Why do people bend to the tyrannical pressures of social media? Let's get real:  Sam Wolfson

Instagrammability is now the No 1 consideration for millennials when deciding where to go on holiday. When did everyone lose touch with reality?

I once interviewed a pop star who earnestly told me that he had stopped smoking weed and that, ever since, he had a clearer mind and more focus on his music. Five minutes later, while we were still talking, he lit up one of the biggest spliffs I have ever seen.

We know that celebrities are different people in private than in public; that someone reading out the birthday cards on CBeebies could be racking up lines in a club on their night off. But what happens now that social media makes nanoscopic celebrities out of us all? Who are we being real with and who are we performing for?

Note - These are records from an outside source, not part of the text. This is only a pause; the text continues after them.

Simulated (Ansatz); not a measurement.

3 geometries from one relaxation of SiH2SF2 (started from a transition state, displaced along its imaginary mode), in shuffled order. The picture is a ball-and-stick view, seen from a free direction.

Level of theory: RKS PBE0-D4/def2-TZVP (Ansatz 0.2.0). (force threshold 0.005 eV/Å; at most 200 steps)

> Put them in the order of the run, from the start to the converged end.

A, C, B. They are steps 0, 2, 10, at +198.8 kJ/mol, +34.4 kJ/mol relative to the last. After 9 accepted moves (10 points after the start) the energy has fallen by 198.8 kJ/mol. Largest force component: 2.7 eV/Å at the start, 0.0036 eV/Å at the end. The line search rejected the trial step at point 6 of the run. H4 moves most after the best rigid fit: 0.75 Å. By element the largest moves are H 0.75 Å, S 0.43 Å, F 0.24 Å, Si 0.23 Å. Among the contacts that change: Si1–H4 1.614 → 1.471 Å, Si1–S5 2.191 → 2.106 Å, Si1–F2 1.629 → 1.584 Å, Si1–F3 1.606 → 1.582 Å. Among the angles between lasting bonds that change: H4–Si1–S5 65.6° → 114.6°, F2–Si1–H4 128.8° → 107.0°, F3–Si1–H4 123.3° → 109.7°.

It’s a question I ask myself when I hear research revealing that, for millennials, Instagrammability is now the No 1 consideration when deciding where to holiday. Or the news last week that half of cosmetic surgeons in the US say that people are asking for procedures to look better in selfies, and that there is a disconcerting increase in the number of people asking for procedures to make them look more like how they do in Snapchat filters: enhanced cheekbones and digitally smooth skin.

Those holiday Instagrams are not for the benefit of the friends who were there – who know that one lagoon Instagram involved a €150, 30-minute-long boat trip and was preceded by a three-hour-long, airless journey in a car where burnt, bare thighs were sweat-sealed to the upholstery. This isn’t old-fashioned peer pressure, which mostly dissipates as you get older and realise that your friends’ lives are bogged down in their own struggles. It’s a new kind of pressure from another group: the people who only get to see the celebrity version of you. This is the group we watch the daily machinations and monologues of, but would never call and say: “Do you fancy a drink this evening?” When my close friends talk to me about relationships, jobs, mental health and loneliness – the oldest topics of conversation in the world – I feel as if they are now soundtracked by the sound of sorta-mate Instagram stories, always laughing, always on a beach; people who seem to have it all figured out only because we don’t know them.

This blurring of the line between friendship and infatuation, between our online and offline realities, only becomes more complicated when more of our genuine social interaction becomes mediated through technology. Recently, there was a story of a mother who paid for someone to tutor her son in the video game Fortniteso that his friends at school didn’t mock him for being bad at it. Can anyone draw a neat line of reality in that child’s life?

The danger is that we become snobby; that we think these problems are just for people who have applied to be on Love Island or are still in year 9. But the power of our not-really-friends looms large over even those of us who think they’re savvy to fakery, not least because we unwittingly perpetuate the same illusion, posting the moments we are doing something exciting, so, somewhere, someone we once went on a course with thinks everything is going better for us than it is for them.